Enjoying and appreciating wine has a lot to do with the aroma.  Aroma is released as the alcohol volatizes from the surface of the wine.  Many wine glasses are created and designed to capture this aroma.  For a champagne flute, or a sparkling wine flute, the surface area is not that big.  It is very compact for the purpose of keeping the liquid cool and to help maintain the cooler temperature.  This is the type of glass used for champagne, or any type of sparkling wine.  Mimosas are often served in this glass as well.

The second glass I will talk about is the white wine glass.  The surface area has increased from the previous glass.  wine-glass-a0The bowl and aroma collector is getting bigger and increasing in size as well.  It is still fairly small and compact again to help keep the cooler temperature of white wine maintained.  This is the glass you would use to serve your white wines such as Pinot Gris, Sauvignon Blanc, and Chardonnay.

The next wine glass is your standard wine glass.  I would serve Rose, Zinfandel, Grenache, Tempranillo, Sangiovese, and other wines similar to these.  The further along I go the bigger the surface area is getting.  The bowl is increasing, and the aroma collectors are increasing in size as well.  Then moving onto a light red wine glass you could serve Roses and Gamays in them.  The bowl is increasing and the surface area is getting larger.

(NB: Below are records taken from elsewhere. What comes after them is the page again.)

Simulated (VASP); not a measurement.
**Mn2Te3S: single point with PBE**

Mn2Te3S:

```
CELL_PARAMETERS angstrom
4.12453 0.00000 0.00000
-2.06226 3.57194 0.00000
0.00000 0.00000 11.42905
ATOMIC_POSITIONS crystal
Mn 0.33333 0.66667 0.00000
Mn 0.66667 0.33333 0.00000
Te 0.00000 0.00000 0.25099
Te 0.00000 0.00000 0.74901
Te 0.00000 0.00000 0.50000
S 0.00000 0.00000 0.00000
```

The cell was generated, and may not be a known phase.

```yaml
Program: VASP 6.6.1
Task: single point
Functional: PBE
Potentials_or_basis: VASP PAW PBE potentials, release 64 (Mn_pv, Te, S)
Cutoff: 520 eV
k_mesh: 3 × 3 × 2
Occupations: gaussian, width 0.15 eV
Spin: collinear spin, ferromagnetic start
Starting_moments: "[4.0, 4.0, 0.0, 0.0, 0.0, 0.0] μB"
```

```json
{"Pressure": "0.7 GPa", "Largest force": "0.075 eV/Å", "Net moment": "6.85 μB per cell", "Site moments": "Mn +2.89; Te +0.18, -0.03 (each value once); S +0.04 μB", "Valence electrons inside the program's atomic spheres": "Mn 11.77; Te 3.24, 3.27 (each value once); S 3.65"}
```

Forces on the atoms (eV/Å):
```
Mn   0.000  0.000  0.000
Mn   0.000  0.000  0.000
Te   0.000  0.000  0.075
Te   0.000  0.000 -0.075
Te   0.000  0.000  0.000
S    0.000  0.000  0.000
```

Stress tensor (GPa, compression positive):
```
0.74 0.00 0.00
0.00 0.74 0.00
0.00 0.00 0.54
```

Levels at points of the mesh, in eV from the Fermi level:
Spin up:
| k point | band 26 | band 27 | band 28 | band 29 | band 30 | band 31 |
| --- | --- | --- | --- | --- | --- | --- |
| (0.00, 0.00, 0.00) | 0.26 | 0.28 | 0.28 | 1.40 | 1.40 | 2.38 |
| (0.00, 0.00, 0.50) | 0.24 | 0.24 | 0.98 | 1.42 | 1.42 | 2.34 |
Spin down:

The final glass is a bold red wine glass.  I would serve Merlot, Cabernet Sauvignon, Cabernet Franc, Syrah, Malbec, Petit Verdot, and Petit Sirah.  This is the largest of the five glasses I have talked about.  The surface area is quite large, and the aroma collector and bowl is large as well.  Another thing to consider is if you pour a standard 6 ounces into each glass the sparkling wine flute will be almost full.  The white wine glass will be 3/4th full.  The other glasses as you go along the 6 ounces sits lower in the glass and the surface area increases.

The other wine glass I have not included in this collection is a dessert wine glass.  I typically don’t enjoy dessert wines that often, so I don’t have one of those in my house.  A dessert wine glass would be used for enjoying Sherry, Port, Marsala, and Muscat.  It is a smaller wine glass with a signature shape to it.  The shape is specifically designed to capture the aroma.  It will help you enjoy the wine and really elevate the experience.

Another thing that I prefer in a wine glass, and I know a lot of other people agree with me is thin lips.  This is when your glass is very thin up around the mouth of the glass.  It makes enjoying your wine a little easier.  I don’t like a lot of glass between me and my wine.  So, thin lips is another preference one must consider.

If you don’t want five sets of wine glasses in your home, and are looking for just one set, I would recommend what I called the light red wine glass.  I actually purchased this glass from World Market for $3.99 a glass and it is there all-purpose wine glass.  It wasn’t there white or red wine glass, but their all-purpose wine glass.  I love this wine glass.  It is cheap, so if I break one I’m not heart broken and I know where to get more.  It is a good size and versatile because I can serve red or white wine in them.  So if you are going to buy a full set I recommend the all-purpose wine glass from World Market.

Next time you are going to enjoy a glass of wine, pour it in an appropriate wine glass.  Swirl it and increase that surface area.  This will really help release that aroma.  Take in that aroma and breath it in before you have your first drink, and I guarantee it will make the wine taste better.  As always my friends I hope you have enjoyed this wine blog and cheers!